Creating Guidelines Through the Establishment of Procedural Requirements
The structure of security policies should not appreciably differ from other procedural documents an organization might construct. Policies should be formulated by a group consisting of security and company experts; the latter should comprise a cross section of senior managers who lead major departments within the organization. While Chapter 10 focuses on policy content, this abbreviated overview is concerned with fundamental structure. Specifically, every policy should attempt to answer the following questions:
What is the policy about, and how does it get accomplished?
Who owns the policy?
Policy Fundamentals
Every policy component should explicitly state what it is attempting to achieve. If a particular process uses technology to realize its goal, a short summary detailing the role of the equipment should be provided to enable the reader to garner its purpose. Equipment usually requires human intervention, and policies should detail all that is required of users to ensure proper use and compliance; the users need to know unequivocally what is expected of them, including the potential consequences for noncompliance.

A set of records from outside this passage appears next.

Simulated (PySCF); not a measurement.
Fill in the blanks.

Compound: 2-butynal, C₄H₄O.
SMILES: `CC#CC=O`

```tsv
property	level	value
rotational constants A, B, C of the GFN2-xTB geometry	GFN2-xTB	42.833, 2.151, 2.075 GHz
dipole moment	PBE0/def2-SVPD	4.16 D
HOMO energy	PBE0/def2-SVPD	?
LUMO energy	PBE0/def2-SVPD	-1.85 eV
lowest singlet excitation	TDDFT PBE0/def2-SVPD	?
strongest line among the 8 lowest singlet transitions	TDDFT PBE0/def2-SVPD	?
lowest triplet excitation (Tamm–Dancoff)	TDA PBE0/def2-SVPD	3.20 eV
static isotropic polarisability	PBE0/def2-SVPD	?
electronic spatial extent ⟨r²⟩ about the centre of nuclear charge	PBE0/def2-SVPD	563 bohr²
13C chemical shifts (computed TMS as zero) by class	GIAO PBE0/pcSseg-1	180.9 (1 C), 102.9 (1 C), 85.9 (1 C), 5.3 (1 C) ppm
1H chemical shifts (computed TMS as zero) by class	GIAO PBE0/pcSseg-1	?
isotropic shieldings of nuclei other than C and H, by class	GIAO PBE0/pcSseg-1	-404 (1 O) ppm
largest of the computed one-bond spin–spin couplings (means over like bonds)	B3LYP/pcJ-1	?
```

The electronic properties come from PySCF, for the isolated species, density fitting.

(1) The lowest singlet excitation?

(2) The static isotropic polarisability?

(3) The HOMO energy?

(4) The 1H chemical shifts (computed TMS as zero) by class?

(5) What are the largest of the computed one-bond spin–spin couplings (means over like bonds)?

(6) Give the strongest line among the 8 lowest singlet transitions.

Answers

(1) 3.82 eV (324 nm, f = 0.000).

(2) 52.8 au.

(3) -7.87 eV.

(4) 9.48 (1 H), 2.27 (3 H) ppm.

Policies should contain defined review dates, ensuring that their core components are continually reevaluated and updated.
Determining Ownership
Every process needs an owner, an individual who is ultimately responsible for a function or job. Whether the process is equipment, networks, software, appliances, or databases, clearly defining roles and responsibilities can avoid the inevitability of postattack finger pointing.
The sales department, as an example, might believe that it owns the customer relationship management (CRM) software, and the engineering department might justifiably assume that it has responsibility for its highly specific plotter equipment. But the IT department likely has a different view of both situations. Should an attack be the result of improper loading or installation, which department would be at fault? Different levels of responsibility must be considered: Operators of the sales tool or engineering printer might not consider security their issue, but unless otherwise specified, owning either should entail complete accountability. To resolve this dilemma, an organization might declare two owners for specific situations: The user would be responsible for populating fields with data, and the IT department would be accountable for operability, ensuring that data is backed up every evening and that patches are applied as soon as they are published. This process would ensure that the equipment user is responsible for determining security classifications and secure handling of documents produced on the equipment, while IT is responsible for the security of the physical equipment itself.
Ownership is not about placing blame. Rather, it is concerned with assigning complete responsibility, ensuring that no individual or department can ever say, "I thought someone else was supposed to do it." Ownership defines accountability, and in so doing promotes a culture that is steeped in prevention and responsibility.